Fox News can take some solace that they didn't make the worst mistake on television. That dishonor apparently belongs to the Dutch Muslim Broadcasting Company, which, immediately after the country's three minutes of silence honoring the victims of the attack, started broadcasting threatening texts from the Koran. One such Scripture: "To those who do not believe: their properties and their children will not conciliate Allah. They are but fuel to the fire." The network issued an apology, saying they mistakenly aired an old tape.
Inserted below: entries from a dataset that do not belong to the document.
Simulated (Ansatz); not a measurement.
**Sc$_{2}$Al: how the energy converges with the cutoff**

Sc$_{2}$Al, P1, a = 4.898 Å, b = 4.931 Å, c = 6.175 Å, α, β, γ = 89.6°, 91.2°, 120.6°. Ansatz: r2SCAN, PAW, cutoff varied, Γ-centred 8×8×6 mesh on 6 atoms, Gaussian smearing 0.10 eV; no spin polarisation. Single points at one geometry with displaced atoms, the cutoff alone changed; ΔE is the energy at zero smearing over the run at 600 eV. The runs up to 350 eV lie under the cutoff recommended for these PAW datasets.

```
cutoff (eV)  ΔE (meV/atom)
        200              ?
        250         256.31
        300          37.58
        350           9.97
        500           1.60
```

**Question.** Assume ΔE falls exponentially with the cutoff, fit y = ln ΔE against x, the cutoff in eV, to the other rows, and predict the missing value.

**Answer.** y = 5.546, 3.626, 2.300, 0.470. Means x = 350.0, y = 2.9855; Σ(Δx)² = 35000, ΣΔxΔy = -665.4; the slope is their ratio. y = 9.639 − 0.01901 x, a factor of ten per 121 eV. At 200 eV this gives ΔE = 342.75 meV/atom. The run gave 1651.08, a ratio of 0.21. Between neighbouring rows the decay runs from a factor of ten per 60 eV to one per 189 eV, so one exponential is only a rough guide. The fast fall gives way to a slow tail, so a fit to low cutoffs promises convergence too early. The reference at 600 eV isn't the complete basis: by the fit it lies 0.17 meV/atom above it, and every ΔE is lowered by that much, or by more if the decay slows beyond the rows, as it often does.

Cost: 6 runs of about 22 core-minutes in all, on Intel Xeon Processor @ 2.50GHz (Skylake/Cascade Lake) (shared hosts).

Canada is apparently avoiding all such controversies by banning religion from public life, says an editorial in the National Post. "Has Canada become an officially areligious country?" the paper asks. "It looked like it at last week's National Day of Mourning ceremony on Parliament Hill … There was virtually no trace of a deity; no God, no Jehovah, no Allah. There was a 'lament' and a 'musical interlude,' but no hymns." But this official secularist response doesn't accord with the feelings of most Canadians, the paper asserts. "There is no merit in slighting those who worship God in order to avoid the grumbling of a small minority of aggressive and inflexible atheists. The absence of an acknowledgement of God comes at the expense of the majority of Canadians, who naturally contemplate the existence of a higher power at a time when the fabric of day to day life is torn by a humbling cataclysm."

For now, however, public religion is alive and well in the United States. "From public schools and local governments to Congress and the White House, the acts of terrorism on Sept. 11 have caused a remarkable convergence of patriotism and spirituality," reports the Atlanta Journal-Constitution. The paper notes that today's See You At The Pole rallies at schools around the country face much less antagonism than in previous years.